I am excited with a project I started on the 29th and 30th of October, the two last nights before the stormy weather here.. For these two consecutive nights, I left my equipment assembled for 36h outside, so it was my first glimpse for what having an observatory feels like, although without a roof/dome..
I would like to ask a few questions about what is visible in the spectra, and ask for feedback on the (bad) quality of the spectra.

I tried to take spectra and measure the expansion rate of two Planetary Nebulae (the huge Helix Nebula NGC7293, and the tiny NGC1514), and also looked at part of the Rosette Nebula (vicinity of Oe star HD46150) for a taste of comparison..
I imagined a Planetary Nebula as a semitransparent balloon that is inflating. I though that in a spectrum across the diameter of a PN, I would see a ring shape: at the centre of the PN I should be observing the front surface moving towards me, and the back surface moving away. Indeed I see this in the spectra, but with some unexpected twists!
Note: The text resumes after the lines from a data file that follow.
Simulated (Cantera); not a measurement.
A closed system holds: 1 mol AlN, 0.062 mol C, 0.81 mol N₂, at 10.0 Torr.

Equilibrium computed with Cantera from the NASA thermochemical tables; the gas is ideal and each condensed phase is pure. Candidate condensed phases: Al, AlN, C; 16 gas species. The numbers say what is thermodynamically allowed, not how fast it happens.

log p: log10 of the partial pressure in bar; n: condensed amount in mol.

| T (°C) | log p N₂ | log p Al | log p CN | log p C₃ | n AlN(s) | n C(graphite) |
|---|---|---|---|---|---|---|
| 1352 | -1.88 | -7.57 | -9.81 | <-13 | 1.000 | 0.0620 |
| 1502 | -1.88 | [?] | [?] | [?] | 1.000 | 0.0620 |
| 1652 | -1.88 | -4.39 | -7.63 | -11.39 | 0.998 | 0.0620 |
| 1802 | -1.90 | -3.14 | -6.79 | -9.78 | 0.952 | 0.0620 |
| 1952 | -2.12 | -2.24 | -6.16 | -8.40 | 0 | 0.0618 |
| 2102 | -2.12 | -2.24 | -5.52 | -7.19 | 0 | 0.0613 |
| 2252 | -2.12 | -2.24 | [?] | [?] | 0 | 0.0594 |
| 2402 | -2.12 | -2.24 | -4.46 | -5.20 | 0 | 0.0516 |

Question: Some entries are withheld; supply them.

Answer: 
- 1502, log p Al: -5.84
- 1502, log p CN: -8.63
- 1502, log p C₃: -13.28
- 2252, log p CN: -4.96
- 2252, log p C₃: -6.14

Dispersion is 0.17 Å/pixel horizontally, and spacial resolution is roughly 3.2"/pixel vertically, East is up on all images.
NGC 7293 - 27x1200s (rigt-click: "view image" or "show picture" to see the complete image)
NGC 1514 - 3x1200s
NGC Rosette - 10x1200s (rigt-click: "view image" or "show picture" to see the complete image)

In the Helix Nebula, the [NII] lines appear to be originating on the expanding surface of the nebula. In the Rosette, they also appear to be on the "contact" surface between the Hydrogen and the Light coming from the bright stars.. This makes them very handy for giving clues to the relative movement of the gas, there. We can clearly identify a knot in the Rosette, travelling at a slower speed than the background nebula.
I was intrigued to find the H-alpha emission did not follow the same "ring" pattern of only expanding walls of the PN! There is more gas in the same line of view travelling at other (slower) speeds, to fill the inside of the expected "ring" shape of the 2D spectrum, (or a wider emission combined with a bad spectrum?).
Speed
Finally, an article about knots in Planetary Nebulae states that the expansion rate for the Helix Nebula is 31~32 km/s (astrometricly measured). Based on my spectrum, with a shift of around 1.067 ~ 1.087 Å between inbound and outbound PN walls in the [SII] emission, I would estimate the expansion not to be far from 24~25 km/s, as I am measuring near the line of sign of the central star. Wikipedia states that NGC 7293 seems to be oriented at an angle of 21 to 37 degrees, and I noticed that 25km/s divided by cos(37º) = ~30km/s. Is this just a coincidence? The article only says that "spectroscopic measurements confirmed" the speed, but they do not say what speed they measured spectroscopically, nor do they show any didactic spectrum.

Quality
Spectrum quality is poor, I think. I got very low signal, despite the 35um slit and having combined 27 frames of 1200s over two nights! I used a 4" refractor (102mm) for two reasons: focal length would make the Helix nebula fit aesthetically inside the silt, and F/8 would be the fastest scope I have to go with the LhiresIII for capturing the extended nebulosity. The problem with a small aperture then was to see the faint central star !! Guiding had to be done on a star outside the slit. (Watec-120N+ on a mag 10 star)
Not heaving a stellar spectrum, with a weak signal compared to hotpixels, forced me to manually align the images to compensate for flexure and the two nights of observation.
Images also have some visible residual image left behind from the calibration lamp.. Only darks + flats used, no correction for the atmospheric lines.